CONTAINING LINKS TO 1280 STORIES FROM THE NETWORKS' NIGHTLY NEWSCASTS
     COMMENTS: Dead Finito Morte

ABC's Jake Tapper reminded us of the problem that the immigration bill was supposed to fix: "status quo border security…at least 12m illegal immigrants…an antiquated and broken immigration system…that system will continue as is, with no solution in sight." For the former governor of a border state, "immigration has been a signature issue throughout his career," NBC's David Gregory reminded us, with a never-enacted guest worker program being "a top priority" when George Bush entered the White House. NBC anchor Brian Williams asked Tim Russert (at the tail of the Gregory videostream) whether the legislation could be revived: "It is dead. Finito. Morte. It is over."

Most of the opposition to the bill came from Senate Republicans, CBS' Sharyl Attkisson observed, even including the pair from Georgia--Saxby Chambliss and Johnny Isakson--who were members of the original bipartisan group that drafted the legislation. They were "influenced by the backlash from constituents at home," she reflected, despite the fact that her network's own poll showed that 51% of Americans "did not know enough about the bill to say one way or the other" whether they supported it. As for the Democrats, NBC's Russert predicted that in Campaign 2008 they will "try to convince Hispanics that they were the party with a pathway to citizenship and they will try to get the Hispanic vote by a margin of two-to-one."

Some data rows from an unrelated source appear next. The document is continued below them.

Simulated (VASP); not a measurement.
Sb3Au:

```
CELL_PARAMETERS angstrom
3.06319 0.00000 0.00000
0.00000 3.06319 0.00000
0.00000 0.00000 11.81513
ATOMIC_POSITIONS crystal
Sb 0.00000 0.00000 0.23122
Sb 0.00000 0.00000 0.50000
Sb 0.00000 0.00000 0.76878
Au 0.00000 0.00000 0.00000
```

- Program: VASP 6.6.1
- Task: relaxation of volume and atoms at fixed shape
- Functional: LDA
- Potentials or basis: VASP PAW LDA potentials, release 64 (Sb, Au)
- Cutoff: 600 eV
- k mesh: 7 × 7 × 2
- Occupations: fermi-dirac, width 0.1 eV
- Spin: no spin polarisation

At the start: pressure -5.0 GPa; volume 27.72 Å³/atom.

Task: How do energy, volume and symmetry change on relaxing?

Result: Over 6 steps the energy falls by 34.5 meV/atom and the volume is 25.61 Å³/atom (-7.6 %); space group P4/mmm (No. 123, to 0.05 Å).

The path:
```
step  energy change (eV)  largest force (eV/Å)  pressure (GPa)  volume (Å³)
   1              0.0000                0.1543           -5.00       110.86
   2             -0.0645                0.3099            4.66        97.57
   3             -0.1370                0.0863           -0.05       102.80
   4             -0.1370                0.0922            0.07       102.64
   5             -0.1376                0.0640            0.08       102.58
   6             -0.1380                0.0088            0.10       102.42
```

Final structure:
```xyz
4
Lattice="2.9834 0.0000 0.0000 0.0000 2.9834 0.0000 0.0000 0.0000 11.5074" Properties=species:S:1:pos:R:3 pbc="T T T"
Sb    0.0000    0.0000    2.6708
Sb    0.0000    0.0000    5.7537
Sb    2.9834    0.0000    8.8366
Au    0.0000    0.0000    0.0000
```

When the President persuaded only 12 senators from his own party to support him, reporters were unanimous: "greatly diminished clout"--NBC's Gregory; "just did not have the clout"--CBS' Attkisson; "serious loss of clout"--ABC's Tapper. CBS' Jim Axelrod consulted Douglas Brinkley, his network's in-house historian: "Bush is beyond being a lame duck President. He is a dead duck President."